An Interesting Map and the Brief History of Crimea
How countries viewed Crimea has always been an important issue. The Commonwealth of Independent States (CIS) published a fascinating map with a Belarusian domain on its website in March 2020 (https://cis.minsk.by/map). The map highlights and introduces us the countries when we click on them, however, interestingly, Crimea is always covered with a text box, no matter where we click. In conclusion, based on the map, we cannot determine which country Crimea belongs to.
Crimea in 1954, following Khrushchev’s proposal, was given to the Ukrainian Soviet Socialist Republic from the Russian Soviet Federal Socialist Republic. The reason was the 300th anniversary of the Treaty of Pereyaslav, which Moscow and Ukraine concluded in 1654, creating a kind of personal union that worked for centuries. This treaty strongly determined the future of the countries, as well as bound them inseparably. After the collapse of the Soviet Union, Crimea became a part of the Autonomous Soviet Socialist Republic but remained part of Ukraine.

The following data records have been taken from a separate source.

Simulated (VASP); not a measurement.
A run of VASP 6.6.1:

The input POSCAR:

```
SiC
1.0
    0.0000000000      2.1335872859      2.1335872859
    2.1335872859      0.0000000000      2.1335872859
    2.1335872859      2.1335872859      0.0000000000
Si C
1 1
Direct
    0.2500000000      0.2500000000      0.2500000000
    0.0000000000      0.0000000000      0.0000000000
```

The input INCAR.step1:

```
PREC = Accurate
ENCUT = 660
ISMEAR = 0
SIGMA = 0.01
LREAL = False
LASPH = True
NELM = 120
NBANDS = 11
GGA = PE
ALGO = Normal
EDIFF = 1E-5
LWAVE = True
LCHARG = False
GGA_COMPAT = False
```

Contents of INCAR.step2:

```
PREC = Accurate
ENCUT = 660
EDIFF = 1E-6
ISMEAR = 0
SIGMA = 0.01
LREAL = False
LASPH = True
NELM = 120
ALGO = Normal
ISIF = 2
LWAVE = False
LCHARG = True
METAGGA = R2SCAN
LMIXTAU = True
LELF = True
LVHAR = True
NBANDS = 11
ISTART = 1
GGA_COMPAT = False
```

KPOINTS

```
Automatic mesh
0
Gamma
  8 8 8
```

In 2013, the Ukrainian government led by Viktor Yanukovych withdrew from an agreement planned with the EU due to pressure from the Russian government and instead formed closer ties with Russia and the Eurasian Economic Union. This led to the Euromaidan protests when people went to the streets due to government corruption and human rights violations. The 2014 war in eastern Ukraine began with anti-government and pro-Russian protests in the eastern regions of Ukraine. The events escalated into a revolution, which (contemporarily) ended with the February 21 agreement which declared the restoration of the 2004 constitution and announced an early election. However, the Russian government declared a referendum in Crimea to measure up the interest in joining Russia, and then shortly after the (questionably valid) results came out, they annexed the Crimean Peninsula. According to analysis, Putin made the decision mostly out of fear of not being able to maintain a partly vassal relationship with Ukraine after Euromaidan, and the riots provided a perfect opportunity to acquire the territory, which was largely inhabited by a significant Russian minority. The decision was followed by many riots and chaos. The conflict has never really ended, in fact, the problem worsened with the ongoing war in Ukraine.
Belarus is located between the EU and NATO on one side and Russia on the other, therefore stating its position in problematic Russian cases has always been a big dilemma for them. Belarus relies on Russia in many ways and it seems like an increasingly close relationship. The question of Crimea will probably stay taboo and not often mentioned there.